ValueError: `RLModule(config=[RLModuleConfig])` has been deprecated- New API Stack

High: Completely blocks me.

Hello,
During the training my costume environment in gym with Rllib(new API Stack) I get this error and couldn’t solve it up to now :slightly_frowning_face: I have defined my observations as Dictionary. It works well by old API Stack but not with new one. It completely blocks me to go forward. In order to have a better and simpler understanding I started to train the example in Rllib github in below link:

Unfortunately I get the same error. as clarification I define the config as below :

config = (
PPOConfig()
.api_stack(
enable_rl_module_and_learner=True,
enable_env_runner_and_connector_v2=True,
)
.environment(
env=“CartPoleWithDictObservationSpace”,
)
.training(
lr = agent_params[“lr”], # Learning rate
entropy_coeff= agent_params[“entropy_coeff”], # Encourage exploration with entropy regularization
)
.env_runners(num_env_runners = agent_params[“num_env”]) # Number of parallel environments
.framework(“torch”)

.rl_module(
rl_module_spec=RLModuleSpec(
    module_class=PPOTorchRLModule,
    inference_only=False,
    learner_only=False,
    observation_space=env_instance.observation_space,
    action_space=env_instance.action_space,
    model_config={"hidden_sizes": [128, 128]},  # Optional, passed to RLModule
)
)

Environment:

  • Ray version: 2.43.0
  • Python version: 3.12.9

thanks

Hi Ali! Have you had a chance to look at the old → new API migration guide? New API stack migration guide — Ray 2.44.0

I took a look and it seems like someone on Github opened up a similar issue, is it similar to the one you’re experiencing? RLlib new API stack false deprecation warning / MultiRLModuleSpec · Issue #51630 · ray-project/ray · GitHub :thinking:

1 Like

Hi Christina ,
firstly , thanks for your reply.
yes, I’ve seen that lots of times. As you see I arranged the rlmodule according the new API’s arrangement and also warning deprecation. I think New API module can not handle the dictionary observation. Actually I couldn’t find some resources for training the agent with dict observation and New API stack :slightly_frowning_face: . For some reasons I need to define my observations as dictionary and I’m eager to train it with new API stack. I would be so appreciable if you give me some hints or resources to address the issue more direct.
Thanks

Hi. Have you tried to remove that

observation_space=env_instance.observation_space,
action_space=env_instance.action_space,

from the RLModuleSpec() definition? It seems that those configurations can be figured out by the RLModuleSpec itself.

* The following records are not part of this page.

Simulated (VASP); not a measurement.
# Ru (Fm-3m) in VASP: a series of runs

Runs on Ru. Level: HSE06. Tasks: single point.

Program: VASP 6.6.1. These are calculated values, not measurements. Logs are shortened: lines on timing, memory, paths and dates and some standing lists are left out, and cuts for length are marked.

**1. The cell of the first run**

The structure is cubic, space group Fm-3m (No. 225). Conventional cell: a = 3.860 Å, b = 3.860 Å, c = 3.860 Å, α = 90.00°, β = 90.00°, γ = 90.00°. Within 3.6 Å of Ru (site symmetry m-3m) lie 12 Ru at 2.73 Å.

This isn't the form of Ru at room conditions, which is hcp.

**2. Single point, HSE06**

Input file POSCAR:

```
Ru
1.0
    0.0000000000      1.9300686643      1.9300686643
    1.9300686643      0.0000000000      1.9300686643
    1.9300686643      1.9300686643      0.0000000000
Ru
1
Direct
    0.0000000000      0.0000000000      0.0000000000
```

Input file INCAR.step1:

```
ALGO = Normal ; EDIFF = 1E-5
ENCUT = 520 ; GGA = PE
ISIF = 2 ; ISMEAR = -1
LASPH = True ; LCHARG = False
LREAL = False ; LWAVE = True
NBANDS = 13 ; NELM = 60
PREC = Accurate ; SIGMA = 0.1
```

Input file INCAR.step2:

Hey @Ali_Zargarian , could you provide some minimal reproduction script, so we can debug this problem on our end?
Thanks!

Hi @sven1977 ,
Thanks for rapid reply :slightly_smiling_face:
As I said I took the environment from ray example Github as below:

and my training script is as below:

from cartpole_with_dict_observation_space import CartPoleWithDictObservationSpace

def env_creator(config):
    return CartPoleWithDictObservationSpace()

# Register the custom environment
register_env("CartPoleWithDictObservationSpace", env_creator)


env_instance = CartPoleWithDictObservationSpace()
config = (
    PPOConfig()
    .api_stack(
        enable_rl_module_and_learner=True,
        enable_env_runner_and_connector_v2=True,
    )
    .environment(
        env="CartPoleWithDictObservationSpace",
    )
    .training(
        lr = 0.0001,  # Learning rate
        entropy_coeff= 0.01,  # Encourage exploration with entropy regularization
    )
    .env_runners(num_env_runners = 1)  # Number of parallel environments
    .framework("torch")

)
RLModule(
    rl_module_spec=RLModuleSpec(
        module_class=PPOTorchRLModule,
        inference_only=False,
        learner_only=False,
        observation_space=env_instance.observation_space,
        action_space=env_instance.action_space,
        model_config={"hidden_sizes": [128, 128]},  # Optional, passed to RLModule
        catalog_class=PPOCatalog,
        )
    )

tuner = tune.Tuner(
    "PPO",
    param_space=config,
    run_config=tune.RunConfig(
        stop={"training_iteration": 5},  # Specify when to stop training
        checkpoint_config=train.CheckpointConfig(checkpoint_at_end=True),
    ),
)

# Run the tuner
results = tuner.fit()

# Get the best result based on a particular metric
best_result = results.get_best_result(
    metric="env_runners/episode_return_mean", mode="max"
)

Thanks

Unfortunately, it doesn’t work. Also it should be there according to deprecation warning.

Hello @sven1977 ,
any update? :wink:

Hello @sven1977
is there any update? As I’m working on another issue related to masking some actions, something as below :

it uses Dict observations again. The example explains that is suitable just to train with Old API stack .Because I don’t want to use Old API stack, I’ve been blocked again!!

Thanks in advanced

@Ali_Zargarian , this is indeed the old example. The example for the new API stack can be found here: ray/rllib/examples/rl_modules/action_masking_rl_module.py at master · ray-project/ray · GitHub

@sven1977
Ah.., Nice,
could you please take a look at example for train(or tune) the observation as dictionary(DictObservationSpace) with New API stack?

Thanks

@Ali_Zargarian , I don’t understand what you mean exactly. Could you elaborate? The observation_space in action masking is always dictionary. Do you mean using a dictionary observation space under the observations key?

No, I don’t mean the action_masking. Actually I mean training the environment with dictionary observation like this below example with New API stack(some chats in this topic before today’s chat):

some additional information from my side:

  • ray Version: 2.41.0
  • new version of RLlib API
  • tune.fit

Thanks